Brian Lehrer: It's a great question. Have they ever tried to index for cost of living in different parts of the country and federal tax rates, Catherine?
Catherine Rampell: I'm not aware of a serious legislative proposal, by which something that closely nearly made it into law that did that, there may be something.
Brian Lehrer: Do you think it could be done?
Catherine Rampell: I think in theory it could be done. It would make the tax code more complicated, of course, right? People are paying different rates depending on which side of some geographic divide they live in and I don't know how that would shake out politically. I think it's an interesting idea. We do index other kinds of things for cost of living in the tax code. For example if you're traveling for business and you take a per diem on your expenses that, I believe, is still adjusted based on the cost of living of where you're going. If you're going to rural Ohio versus San Francisco, the amount you can deduct is different.
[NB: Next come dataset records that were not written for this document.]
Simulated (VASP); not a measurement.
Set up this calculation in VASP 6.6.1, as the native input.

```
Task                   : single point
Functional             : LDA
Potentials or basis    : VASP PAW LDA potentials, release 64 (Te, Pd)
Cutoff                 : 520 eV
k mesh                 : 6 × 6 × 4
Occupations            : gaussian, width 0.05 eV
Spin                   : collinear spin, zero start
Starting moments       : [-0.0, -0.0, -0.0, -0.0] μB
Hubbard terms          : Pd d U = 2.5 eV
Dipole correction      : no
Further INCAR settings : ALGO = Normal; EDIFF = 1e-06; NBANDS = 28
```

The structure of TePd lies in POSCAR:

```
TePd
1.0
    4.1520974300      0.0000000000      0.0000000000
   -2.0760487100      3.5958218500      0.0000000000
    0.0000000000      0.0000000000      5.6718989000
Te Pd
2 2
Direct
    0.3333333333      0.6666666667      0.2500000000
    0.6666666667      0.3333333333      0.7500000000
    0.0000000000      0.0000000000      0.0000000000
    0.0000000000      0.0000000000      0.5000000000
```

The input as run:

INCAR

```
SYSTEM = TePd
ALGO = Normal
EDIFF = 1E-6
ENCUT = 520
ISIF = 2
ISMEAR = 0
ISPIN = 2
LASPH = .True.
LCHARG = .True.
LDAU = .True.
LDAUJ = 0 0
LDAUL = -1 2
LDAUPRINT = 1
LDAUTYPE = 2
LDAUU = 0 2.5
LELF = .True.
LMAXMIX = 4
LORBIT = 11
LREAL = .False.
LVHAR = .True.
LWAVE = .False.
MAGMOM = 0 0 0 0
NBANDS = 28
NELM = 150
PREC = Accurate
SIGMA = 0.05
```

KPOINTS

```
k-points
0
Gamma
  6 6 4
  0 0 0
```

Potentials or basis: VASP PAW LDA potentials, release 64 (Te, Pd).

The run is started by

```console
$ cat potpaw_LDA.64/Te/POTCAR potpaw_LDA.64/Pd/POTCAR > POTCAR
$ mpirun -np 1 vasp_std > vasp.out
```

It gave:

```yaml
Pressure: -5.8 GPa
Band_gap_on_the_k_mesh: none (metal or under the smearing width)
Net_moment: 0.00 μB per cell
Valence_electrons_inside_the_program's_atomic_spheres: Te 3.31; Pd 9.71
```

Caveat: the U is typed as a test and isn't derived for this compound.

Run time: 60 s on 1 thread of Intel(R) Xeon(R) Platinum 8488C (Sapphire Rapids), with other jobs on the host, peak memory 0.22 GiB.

It's not like a completely novel concept. I'm not aware of a nearly successful legislative proposal that did that for the marginal tax rates themselves, but maybe there are tax historians out there that can prove me wrong. I haven't asked about so I don't know.
Brian Lehrer: Jennifer, it's a great question and tomorrow we're going to have another segment on the infrastructure bill with Long Island and Queens Congressman Tom Suozzi. His big issue is related to this in a certain respect. He wants to make sure that the limit on state and local income tax deductions for the federal tax, the so-called salt tax deductions, get put back the way they were before Trump. Otherwise, he says he won't vote for the bill. That's a big ball of wax on its own and we'll talk about that with Congressman Suozzi, but I'm going to try to put your question to him tomorrow because it's very, very related to what I think he's interested in, in his high cost of living, but high income district on the North shore of Queens and the Island. Jose in Queens, you're on WNYC. Hi Jose.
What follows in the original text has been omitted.